We must always remember: low engagement numbers may be high.  The distance between these numbers and the actual growth and health of local fellowships, particularly in highly-contested areas, is frequently enormous.

Any system that ignores any of these key elements – or fails to clearly articulate the ‘what and why’ of their own particular approach – is an incomplete ‘follow-up’ system.

A core objective of the issues being considered is that influential users of any new software platform have a common agreement on what constitutes follow-up.  This does not mean that all users will follow the model in every respect.  It may be that they see their role(s) as only one or two of the needed elements in the process.  As is suggested elsewhere, any such software platform should provide options for users unique to their ministry or regional/linguistic demands.  But broad agreement on concepts and outcomes is essential.

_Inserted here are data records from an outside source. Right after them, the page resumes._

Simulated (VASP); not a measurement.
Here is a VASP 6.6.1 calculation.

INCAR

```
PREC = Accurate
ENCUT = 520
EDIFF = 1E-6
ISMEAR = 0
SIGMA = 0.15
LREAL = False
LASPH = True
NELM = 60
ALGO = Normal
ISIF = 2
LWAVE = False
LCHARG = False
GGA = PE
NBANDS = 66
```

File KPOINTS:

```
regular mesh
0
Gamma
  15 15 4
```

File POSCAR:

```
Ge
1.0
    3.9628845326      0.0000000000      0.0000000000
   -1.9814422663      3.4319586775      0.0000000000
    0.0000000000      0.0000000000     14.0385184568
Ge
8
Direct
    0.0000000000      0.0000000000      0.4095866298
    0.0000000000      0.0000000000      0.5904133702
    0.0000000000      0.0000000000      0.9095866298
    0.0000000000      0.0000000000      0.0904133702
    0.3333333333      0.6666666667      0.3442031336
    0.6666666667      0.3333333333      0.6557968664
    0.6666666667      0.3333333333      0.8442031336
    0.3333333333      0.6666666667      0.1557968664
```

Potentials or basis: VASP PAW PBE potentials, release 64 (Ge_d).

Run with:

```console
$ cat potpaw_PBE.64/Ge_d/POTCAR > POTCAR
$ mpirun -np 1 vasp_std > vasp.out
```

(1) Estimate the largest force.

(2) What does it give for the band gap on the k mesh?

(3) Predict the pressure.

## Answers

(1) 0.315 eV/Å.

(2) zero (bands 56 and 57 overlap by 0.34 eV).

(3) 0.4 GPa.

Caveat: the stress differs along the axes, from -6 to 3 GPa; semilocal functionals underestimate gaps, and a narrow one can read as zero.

Implications For Software Development

  1. Any ‘solutions’ must be holistic, ‘end to end’ solutions — likely designed with a central ‘spine’ that is common with options of flexibility for ‘plug ins’ that address local/regional linguistic, cultural issues or ministry-specific needs.
  2. Such a solution needs to be thoroughly collaborativein nature: first in defining the system requirements. This is no small task as demonstrated in the recent Rich Lackey/Frank Hairgrove “matrix” study after which Lackey indicated that the study only scratches the surface of the complex issues that need to be considered in such a ground-up design.”
  3. The highest priority and most complex of the challenges for such an initiative are defining the media/inter-personal interface “system” design. What is the fundamental model of evangelism, discipleship, and local fellowship development on which the parties to the initiative agree?  This calls for clear thinking based on thorough experience and understanding of –
  • Media strengths and weaknesses
  • Theology of evangelism, discipleship, and local fellowship development
  • Context of on-the-ground realities where any follow-up must occur (socio/political, state of the local church, technical facility, etc.
  • The nature (vision, skill, experience, capacity, budgets, etc.) of the likely users (media, OTG personnel, etc.).
  1. In the spirit of both the Kingdom and a growing spirit of international software the design it must be ‘open sourced’ approach to licensing. This means that ‘profits’ on the overall system accrue to no single ministry.  This approach raises special challenges in issues such as on-going system development and day to day support, user communities, security, etc. but practice demonstrates these are not insurmountable.
  2. Finally, there is the inherent challenge of successfully executing larger-scale, complex software applications – on time, on budget, and to specifications. For more on this topic see the recent McKinsey article “Achieving Success In Large, Complex Software Projects,” http://www.mckinsey.com/insights/business_technology/achieving_success_in_large_complex_software_projects?cid=other-eml-alt-mip-mck-oth-1407


Benefits of such a collaborative approach

The world is awash in talk of collaboration.  “Partnership” is an assumed element in virtually any proposed action on topics of any consequence.  The writer believes the potential major players for the type of initiative being proposed are genuinely ready to talk.  However getting down to the “nitty-gritty” of actually making that idealized value tangible and operational takes great skill, tenacity, and commitment to a ‘take no credit’ approach.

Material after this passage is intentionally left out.